Childhood under the shadow of political stigma

Born in the 1970s, Zhang grew up in a rural household marked by constant caution and suppressed anger. His grandfather, once an honest farmer, was publicly denounced during the land reform campaigns. His father, despite strong academic performance, was unable to pursue a career in government. During the Cultural Revolution, he was instead assigned to a remote timber inspection station deep in the mountains, where he spent years guarding forests with only one other worker.

His father continued to educate himself, writing and submitting articles for publication. Yet no matter how capable he proved to be, Zhang recalled, the family’s political background remained an invisible barrier that could never be crossed. From as early as he could remember, the household atmosphere was heavy and resentful. Hatred toward the communist party, he said, had begun with his grandfather’s generation.

That stigma followed him into school. Throughout primary school, from first grade through fifth, he was barred from joining the Young Pioneers because of his family background. While other students stood in formation each morning wearing red scarves and saluting the flag, Zhang was required to remain in the classroom with another student labeled “problematic.”

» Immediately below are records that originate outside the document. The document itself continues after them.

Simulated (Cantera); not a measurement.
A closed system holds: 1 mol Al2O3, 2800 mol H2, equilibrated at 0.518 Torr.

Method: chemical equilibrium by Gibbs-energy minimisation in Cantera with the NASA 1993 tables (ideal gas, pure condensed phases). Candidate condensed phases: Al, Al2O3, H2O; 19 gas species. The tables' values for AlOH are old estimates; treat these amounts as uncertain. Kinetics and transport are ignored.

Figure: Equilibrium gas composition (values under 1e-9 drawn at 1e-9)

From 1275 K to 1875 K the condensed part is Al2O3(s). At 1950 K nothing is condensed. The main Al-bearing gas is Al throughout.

Teachers treated him coldly. Classmates, influenced by both teachers and parents, avoided him. He remembered spending much of his childhood isolated, excluded from games and social circles. Near graduation, a teacher completed the paperwork retroactively, but Zhang never wore the red scarf even once.

Students and local people gathered at Tiananmen Square in Beijing on May 14, 1989 after an over-night hunger strike as part of the mass pro-democracy protest against the Chinese Communist Party (CCP). Some of the demonstrators carry a banner reading “Liberty or Death.” Over 5,000 students participated in the overnight hunger strike, the latest in a series of pro-democracy protests sparked by the April 15 death of former communist party leader Hu Yaobang. (Image: CATHERINE HENRIETTE/AFP via Getty Images)

A narrow escape after 1989

In 1989, Zhang was twelve years old and in his first year of middle school. Around that time, slogans reading “Down with the Chinese Communist Party” appeared in a wooded area near the county public security bureau. The name signed beneath them was Zhang Bo’s.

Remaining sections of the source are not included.